Advent of Code 2018, Day 2

I'm noticing a theme here: read an input file and build a list of values, then run two operations on that list.

For part 1, I decided to implement this as two pieces:

  • I started with a core type, the Inventory. This keeps a count of the number of twos and threes that have been seen.

  • A void compute_checksum(Inventory &inventory, string boxID) function that operates on a reference to an Inventory value. Really, this should return a tuple, and there is a std::tuple type, but given this is single threaded and for the sake of simplicity, I decided to operate on that reference. If this was multi-threaded, I'd collect all the tuples and sum them later. That adds a little bit of extra complexity, and I felt the tradeoffs were justified given the current scenario.

  • A void compute_checksums(vector<string> boxIDs) that runs through the list updating an Inventory and then returning the checksum from that.

As with yesterday, I thought about making this a streaming solution; the theme (that turned out to be repeated here) from yesterday was being able to operate on a list of values and being able to reuse that list across parts including the ability to cycle multiple times through the list. The tradeoff here is increased memory time and extra CPU time with a pair of loops, but the input sizes are small enough to warrant a more naïve approach.

I also repeated the pattern from yesterday of creating a self test function to run through all the test cases at startup. I've become fond of this because it makes sure that the algorithm is efficient enough to run through several times on simplified cases.

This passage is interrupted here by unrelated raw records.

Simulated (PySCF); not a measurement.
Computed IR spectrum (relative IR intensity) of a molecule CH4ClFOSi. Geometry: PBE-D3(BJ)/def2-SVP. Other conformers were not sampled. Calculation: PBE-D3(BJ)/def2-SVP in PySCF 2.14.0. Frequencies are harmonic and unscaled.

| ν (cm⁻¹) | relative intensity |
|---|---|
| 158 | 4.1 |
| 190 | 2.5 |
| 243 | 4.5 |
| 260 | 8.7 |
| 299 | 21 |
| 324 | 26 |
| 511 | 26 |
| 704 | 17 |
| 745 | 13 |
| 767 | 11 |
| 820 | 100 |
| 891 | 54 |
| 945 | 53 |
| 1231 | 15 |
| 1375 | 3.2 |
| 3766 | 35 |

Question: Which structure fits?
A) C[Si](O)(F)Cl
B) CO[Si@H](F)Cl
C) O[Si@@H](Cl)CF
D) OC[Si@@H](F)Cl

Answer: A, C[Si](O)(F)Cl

For part 2, I started thinking about what this needed. I made the mistake of not reading the directions well enough, though, and it took me about 15 minutes longer because I assumed the maximum difference between the two characters could be one, not that at most one character could be different. I at first thought about approaching this with sets, but there's nothing that says letters can't repeat, so I quickly disabused myself of that notion.

My implementation is similarly naïve, which I again felt was warranted given the limited input size. To compare two strings, I loop through both of them at the same time, keeping a running count of the characters that match and the number of differences. At the second difference, I return early to avoid doing extra work. Then, I basically do

    for i in range(len(boxes) - 1:
        for j in range(i+1, len(boxes)):
            check if the boxes match
            if they do, return the common string

If the inputs were larger, this could get to be pretty bad:

  • There's O(M) time complexity and O(M) storage costs, where M is the length of the strings.

  • There's O(N log N) time complexity for the loop in the worst case. Again, considering the limited input size, the time available, and a desire for simplicity, I didn't try to optimize.